I recently stumbled across an article in Dark Reading entitled “How Did Snowden Do It?” The piece does a great job pointing out how failures in authentication allowed Snowden to gain access to sensitive data repositories, acting both as himself and impersonating other privileged users.
The author states that Snowden a) used social-engineering to convince co-workers to share their credentials, and b) fabricated SSH keys, allowing him to jump from one system to another.
While this does strongly suggest a major internal security failure, it shouldn’t have been enough of a failure to allow Snowden to inflict as much damage as he did.
Authentication is your first line of defence, but it shouldn’t be your only line. At Varonis, we always talk about the 4 As: authentication, authorization, auditing, and alerting. Dark Reading covered the authentication failure, but let’s take a look at the layers one-by-one.
Authorization
If authentication breaks down, authorization—i.e., controlling who should have access to data— limits the amount of data an attacker can get their hands on. It would appear that in the Snowden case, privileged IT users had carte blanche access to business data. Was that an accepted practice? It seems so, but we don’t know for sure at this point. It’s quite possible the NSA didn’t have a map of permissions so that officials could visualize exactly what the IT staff (and other non-essential users) could read, modify, copy, or delete.
When there are petabytes of content across numerous platforms and thousands of users and groups with varying levels of access, organizations face a massive archaeological project in learning the intended authorization levels, let alone the effective authorizations (i.e., what people truly have access to). But this isn’t an acceptable excuse, especially for an intelligence agency with gobs of highly classified content. There are solutions available that can not only boil down effective permissions for you, but also provide automated recommendations for where you can tighten up access controls and help prioritize remediation efforts based on sensitivity levels.
Auditing
You’re fairly confident that no unauthorized parties have access to your personal bank account, right? But how do you know this? The answer is that you (hopefully) have an audit trail. You can view each and every transaction on your ledger and validate that you were the one that authorized them.

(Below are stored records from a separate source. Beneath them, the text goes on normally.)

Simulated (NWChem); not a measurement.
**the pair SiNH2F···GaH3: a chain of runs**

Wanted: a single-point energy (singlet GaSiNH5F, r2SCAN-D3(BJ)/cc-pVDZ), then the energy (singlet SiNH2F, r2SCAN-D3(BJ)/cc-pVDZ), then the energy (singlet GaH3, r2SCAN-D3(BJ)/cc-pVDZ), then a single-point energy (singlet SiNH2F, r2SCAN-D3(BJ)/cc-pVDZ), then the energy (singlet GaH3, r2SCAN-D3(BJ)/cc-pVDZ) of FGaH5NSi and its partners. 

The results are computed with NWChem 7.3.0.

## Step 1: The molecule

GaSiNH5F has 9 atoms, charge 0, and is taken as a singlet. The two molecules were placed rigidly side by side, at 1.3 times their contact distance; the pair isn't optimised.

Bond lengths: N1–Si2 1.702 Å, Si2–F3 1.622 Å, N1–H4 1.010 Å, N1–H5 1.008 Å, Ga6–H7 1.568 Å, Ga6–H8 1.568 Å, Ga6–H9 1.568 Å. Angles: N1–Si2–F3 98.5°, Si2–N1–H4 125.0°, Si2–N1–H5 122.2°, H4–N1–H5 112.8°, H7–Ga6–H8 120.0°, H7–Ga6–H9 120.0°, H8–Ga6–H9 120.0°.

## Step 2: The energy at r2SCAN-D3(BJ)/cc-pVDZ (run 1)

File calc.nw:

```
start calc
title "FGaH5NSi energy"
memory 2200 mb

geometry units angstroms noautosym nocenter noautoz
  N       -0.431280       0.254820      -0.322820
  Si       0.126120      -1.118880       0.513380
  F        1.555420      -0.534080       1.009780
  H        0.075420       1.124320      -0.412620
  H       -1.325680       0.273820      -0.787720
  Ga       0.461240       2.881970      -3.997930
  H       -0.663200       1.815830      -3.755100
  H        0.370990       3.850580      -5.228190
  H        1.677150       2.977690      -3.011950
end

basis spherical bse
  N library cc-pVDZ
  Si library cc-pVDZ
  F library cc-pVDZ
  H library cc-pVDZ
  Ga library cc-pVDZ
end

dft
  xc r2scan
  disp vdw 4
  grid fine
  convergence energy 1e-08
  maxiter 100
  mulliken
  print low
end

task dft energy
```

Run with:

It’s unclear whether the NSA was monitoring and logging access to their sensitive content, but public statements from officials indicate that they might be having some trouble piecing together a master list of digital assets that were stolen.
Audit logs are useful for much more than forensic investigations. Tracking actual access activity is fundamental in protecting content and detecting unwarranted or abnormal access. Even if Snowden commandeered SSH keys and was able to impersonate another user, the patterns of access for those identities likely would have changed as soon he started his exfiltration party. Of course, being a privileged user, Snowden might have known enough about the behavioural alarms to circumvent them.
Alerting
Another key data protection mechanism, which is facilitated by auditing, is alerts. Sadly, most data breaches are detected and reported by third parties, not IT security. By employing algorithms that analyze access activity and send alerts when there are abnormal spikes or changes in behaviour, organizations like the NSA could proactively investigate potential breaches and stop the bleeding.
In addition to behavioural alerts, known sensitive repositories should receive special attention—perhaps even throwing up alerts whenever any access occurs by administrative staff. This type of access-based alerting is great for setting up honeypots, which are fantastic methods for detecting insider threats.
Putting it all together
Certainly there are more nuanced approaches to data security and insider threat protection that reach beyond the 4 As. However, the 4 As should be considered pillars in any organizations data protection playbook and can go a very long way to thwarting breaches.